(Bloomberg) -- The House will consider two immigration bills next week in a compromise among Republican factions that has at least temporarily quelled a petition drive by lawmakers that would force floor votes on additional immigration measures GOP leaders don’t want to take up.

The GOP compromise, reached late Tuesday, didn’t finalize details of the legislation that will be considered, but it did lay out a strategy that different GOP factions said they could live with, according to participants in the meetings. Republican leaders opposed the petition and the floor votes it would trigger because, they said, it would give Democrats too much control to push the proposals they prefer.

“Members across the Republican Conference have negotiated directly and in good faith with each other for several weeks, and as a result, the House will consider two bills next week that will avert the discharge petition and resolve the border security and immigration issues,” AshLee Strong, a spokeswoman for House Speaker Paul Ryan, said in a statement.
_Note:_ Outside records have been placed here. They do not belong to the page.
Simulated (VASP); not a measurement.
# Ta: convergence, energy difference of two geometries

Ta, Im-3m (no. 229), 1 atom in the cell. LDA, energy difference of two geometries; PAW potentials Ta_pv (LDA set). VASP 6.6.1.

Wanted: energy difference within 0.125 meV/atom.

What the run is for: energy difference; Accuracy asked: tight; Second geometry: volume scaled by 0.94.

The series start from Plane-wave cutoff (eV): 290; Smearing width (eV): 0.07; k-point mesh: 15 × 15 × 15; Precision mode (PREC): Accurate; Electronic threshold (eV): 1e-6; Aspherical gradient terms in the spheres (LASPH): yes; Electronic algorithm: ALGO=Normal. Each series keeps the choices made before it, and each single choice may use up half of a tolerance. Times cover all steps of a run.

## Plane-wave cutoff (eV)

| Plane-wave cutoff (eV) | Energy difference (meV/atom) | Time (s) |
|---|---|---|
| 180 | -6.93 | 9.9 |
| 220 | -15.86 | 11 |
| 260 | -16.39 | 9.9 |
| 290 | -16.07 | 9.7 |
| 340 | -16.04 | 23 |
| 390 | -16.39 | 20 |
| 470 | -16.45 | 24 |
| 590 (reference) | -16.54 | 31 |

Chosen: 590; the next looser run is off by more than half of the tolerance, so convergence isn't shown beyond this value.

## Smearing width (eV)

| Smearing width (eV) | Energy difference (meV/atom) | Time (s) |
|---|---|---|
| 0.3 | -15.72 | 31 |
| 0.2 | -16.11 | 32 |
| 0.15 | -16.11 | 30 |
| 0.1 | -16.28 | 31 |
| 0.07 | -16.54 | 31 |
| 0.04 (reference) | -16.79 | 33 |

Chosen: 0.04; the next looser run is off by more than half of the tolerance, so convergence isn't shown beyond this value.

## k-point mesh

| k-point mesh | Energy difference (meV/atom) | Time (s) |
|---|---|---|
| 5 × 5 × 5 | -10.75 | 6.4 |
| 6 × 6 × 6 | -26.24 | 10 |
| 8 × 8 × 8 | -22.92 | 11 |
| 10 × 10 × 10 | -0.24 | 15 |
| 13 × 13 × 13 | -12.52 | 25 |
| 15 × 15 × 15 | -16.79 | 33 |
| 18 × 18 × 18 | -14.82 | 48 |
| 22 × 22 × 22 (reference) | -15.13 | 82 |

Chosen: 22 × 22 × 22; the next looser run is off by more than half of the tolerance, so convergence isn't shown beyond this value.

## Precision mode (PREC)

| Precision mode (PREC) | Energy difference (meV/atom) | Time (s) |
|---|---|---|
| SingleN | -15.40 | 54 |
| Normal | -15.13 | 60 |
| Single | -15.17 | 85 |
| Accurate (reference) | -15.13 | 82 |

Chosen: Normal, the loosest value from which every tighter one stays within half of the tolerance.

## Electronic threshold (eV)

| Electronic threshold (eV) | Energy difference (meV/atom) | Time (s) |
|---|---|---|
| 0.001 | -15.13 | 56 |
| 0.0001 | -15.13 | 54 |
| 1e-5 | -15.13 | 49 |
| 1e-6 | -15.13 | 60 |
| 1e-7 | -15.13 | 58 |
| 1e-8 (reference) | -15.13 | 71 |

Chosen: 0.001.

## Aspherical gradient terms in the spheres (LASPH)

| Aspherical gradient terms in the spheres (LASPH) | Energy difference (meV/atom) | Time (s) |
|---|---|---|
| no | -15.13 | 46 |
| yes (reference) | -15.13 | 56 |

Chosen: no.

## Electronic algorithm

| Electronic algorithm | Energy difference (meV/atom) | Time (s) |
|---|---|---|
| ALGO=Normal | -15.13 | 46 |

Under the agreement, the House will vote on a conservative immigration bill sponsored by Judiciary Committee Chairman Bob Goodlatte of Virginia that Ryan agreed to put to a vote, even though he previously said that it didn’t have enough Republican support to pass. That bill would provide temporary protection for undocumented immigrants brought to the U.S. as children while constricting legal immigration by limiting immigrants’ ability to sponsor family members to come to the U.S. and by eliminating the diversity visa lottery.

Ryan also will schedule a vote on a to-be-determined compromise bill that would include border security measures along with a pathway to citizenship for the young immigrants, who are known as dreamers.